From: Brian Foster <bfoster@redhat.com>
To: Alex Lyakas <alex@zadarastorage.com>
Cc: linux-xfs@vger.kernel.org, Dave Chinner <david@fromorbit.com>,
Shyam Kaushik <shyam@zadarastorage.com>,
Yair Hershko <yair@zadarastorage.com>
Subject: Re: [RFC - PATCH] xfs: hold xfs_buf locked between shortform->leaf conversion and the addition of the first attribute
Date: Mon, 7 Aug 2017 13:59:29 -0400 [thread overview]
Message-ID: <20170807175928.GB49072@bfoster.bfoster> (raw)
In-Reply-To: <CAOcd+r2=tfvHuH=EE3j9y2w9KT42k9_HXdjUzB+4jCnd4KQx+Q@mail.gmail.com>
On Mon, Aug 07, 2017 at 08:00:46PM +0300, Alex Lyakas wrote:
> Hello Brian,
>
> Thanks for the review.
>
> On Mon, Aug 7, 2017 at 6:16 PM, Brian Foster <bfoster@redhat.com> wrote:
> > On Mon, Aug 07, 2017 at 03:54:03PM +0300, Alex Lyakas wrote:
> >> The new attribute leaf buffer is not held locked across the transaction roll
> >> between the shortform->leaf modification and the addition of the new entry.

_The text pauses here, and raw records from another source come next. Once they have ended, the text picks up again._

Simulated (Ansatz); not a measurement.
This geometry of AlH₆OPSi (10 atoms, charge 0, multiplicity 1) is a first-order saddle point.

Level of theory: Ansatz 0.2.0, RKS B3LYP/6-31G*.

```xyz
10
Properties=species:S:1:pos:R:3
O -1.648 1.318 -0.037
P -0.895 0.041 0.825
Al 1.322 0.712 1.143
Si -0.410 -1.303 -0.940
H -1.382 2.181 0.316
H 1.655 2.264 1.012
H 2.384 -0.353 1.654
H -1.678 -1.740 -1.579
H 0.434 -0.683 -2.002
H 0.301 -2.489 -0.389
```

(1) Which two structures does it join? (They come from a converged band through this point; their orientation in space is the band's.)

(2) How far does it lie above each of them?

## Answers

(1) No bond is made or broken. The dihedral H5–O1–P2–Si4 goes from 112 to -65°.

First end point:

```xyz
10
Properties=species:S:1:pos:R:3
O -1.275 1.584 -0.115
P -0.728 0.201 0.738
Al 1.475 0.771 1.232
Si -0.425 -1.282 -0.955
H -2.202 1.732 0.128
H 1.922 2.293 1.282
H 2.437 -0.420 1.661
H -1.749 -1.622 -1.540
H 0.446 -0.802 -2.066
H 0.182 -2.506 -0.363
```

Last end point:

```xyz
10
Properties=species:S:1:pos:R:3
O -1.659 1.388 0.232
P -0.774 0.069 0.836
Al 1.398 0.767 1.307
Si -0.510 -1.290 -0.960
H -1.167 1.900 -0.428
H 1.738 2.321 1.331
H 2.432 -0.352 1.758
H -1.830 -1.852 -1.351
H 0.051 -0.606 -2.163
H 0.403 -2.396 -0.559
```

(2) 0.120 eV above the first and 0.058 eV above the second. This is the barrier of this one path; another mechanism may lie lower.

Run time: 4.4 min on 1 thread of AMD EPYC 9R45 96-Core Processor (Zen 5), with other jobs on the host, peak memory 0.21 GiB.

> >> As a result, the attribute buffer modification being made is not atomic
> >> from an operational perspective.
> >> Hence the AIL push can grab it in the transient state of "just created"
> >> after the initial transaction is rolled, because the buffer has been
> >> released.
> >> This leads to xfs_attr3_leaf_verify() asserting that hdr.count is zero,
> >> treating this as in-memory corruption, and shutting down the filesystem.
> >>
> >> More info at:
> >> https://www.spinics.net/lists/linux-xfs/msg08778.html
> >>
> >
> > FYI.. I'm not sure how appropriate it is to use URLs in commit log
> > descriptions. Perhaps somebody else can chime in on that.
> I will get rid of it.
>
> >
> >> This patch is based on kernel 3.18.19, which is a long-term (although EOL)
> >> kernel.
> >> This is the reason it is marked as RFC.
> >>
> >
> > It's probably best to develop against the latest kernel, get the fix
> > right, then worry about v3.18 for a backport.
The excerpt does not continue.